I cannot see where EMI is referenced in this conversation? Perhaps someone edited a previous post and took it out, but for now this is a rather cryptic reference.
Anyway, for the OP, personally I don’t like set in variable declarations anyway. It can get very messy and for me the UI is a purly reactive thing. So I would have it only react to signals anyway.
Here I would use an autoloaded signal_manager (or most people seem to call it a signal bus).
signal coins_collected(number_of_coins: int)
signal coins_spent(number_of_coins: int)
So anywhere a coin is collected or spent the relevant signal is emitted (no need for any additional signal declarations). You could combine these into one (coin_amount_changed signal) but I like to keep my signals purpose as clear as possible.

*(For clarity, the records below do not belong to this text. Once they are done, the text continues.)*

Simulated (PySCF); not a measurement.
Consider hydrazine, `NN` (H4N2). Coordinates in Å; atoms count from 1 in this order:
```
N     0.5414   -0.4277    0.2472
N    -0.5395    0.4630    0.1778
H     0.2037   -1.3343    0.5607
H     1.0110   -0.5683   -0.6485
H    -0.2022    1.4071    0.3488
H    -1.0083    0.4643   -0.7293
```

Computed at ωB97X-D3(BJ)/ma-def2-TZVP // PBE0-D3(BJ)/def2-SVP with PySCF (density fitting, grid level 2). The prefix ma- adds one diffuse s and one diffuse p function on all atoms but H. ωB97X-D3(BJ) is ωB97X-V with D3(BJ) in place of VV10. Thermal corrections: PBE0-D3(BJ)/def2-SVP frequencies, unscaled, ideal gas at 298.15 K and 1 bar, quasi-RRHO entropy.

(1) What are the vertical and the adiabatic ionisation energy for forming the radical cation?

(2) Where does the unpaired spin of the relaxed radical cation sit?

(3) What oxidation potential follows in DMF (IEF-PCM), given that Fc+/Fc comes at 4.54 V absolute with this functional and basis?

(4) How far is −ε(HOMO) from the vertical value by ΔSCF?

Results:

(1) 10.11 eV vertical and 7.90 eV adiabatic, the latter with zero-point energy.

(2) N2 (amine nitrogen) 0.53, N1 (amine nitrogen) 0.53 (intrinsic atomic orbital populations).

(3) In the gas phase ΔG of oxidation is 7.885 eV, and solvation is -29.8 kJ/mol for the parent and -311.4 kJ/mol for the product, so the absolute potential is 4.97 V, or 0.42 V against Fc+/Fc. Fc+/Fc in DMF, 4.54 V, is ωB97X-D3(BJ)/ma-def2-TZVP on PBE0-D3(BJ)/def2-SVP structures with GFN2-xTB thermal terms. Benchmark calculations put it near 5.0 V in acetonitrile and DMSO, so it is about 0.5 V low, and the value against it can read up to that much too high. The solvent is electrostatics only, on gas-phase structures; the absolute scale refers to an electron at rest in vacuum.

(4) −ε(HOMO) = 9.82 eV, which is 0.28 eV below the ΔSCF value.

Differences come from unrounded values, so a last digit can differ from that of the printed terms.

Lets say 5 coins are collected in your player scene. Then to alert the UI or any other scene that needs to know:
SignalManager.coins_collected.emit(5)
The UI then just deals with the signal by listening for it.
However, I too don’t like to have too rapid a build up of signals. So the other thing I might do (which you mentioned) is if coins will be changing rapildy, is to have a ‘data_store’ autoload, that stores the current number of coins. Now anywhere this globally accessible number can be changed by any scene for any reason. Then in the UI update the coins value in the _process function by just checking the current data_store value.
Which is more performant? I don’t know. Is a simple _process function going to cause too much overhead, probably not. Is sending possibly four or five coin update signals going to be too bad, probably not either. If you are going to have tons of variables then sending a tons of signals for maintainability is not really great. But as you probably know, you would have to send literally a ‘shit ton’ of cascading signals across vastly distant scenes to have any noticeable impact on performance. For me it is more about maintainability and in a big var list, setters can really confuse any script IMHO.
So I think the answer is that either way is fine, there is no ‘correct’ way but it comes down to your coding style preferences. Mine is to have a list of vars be just that, without setters and getters all mixed in. And to have a UI that is purely reactive, not have it double as a data store.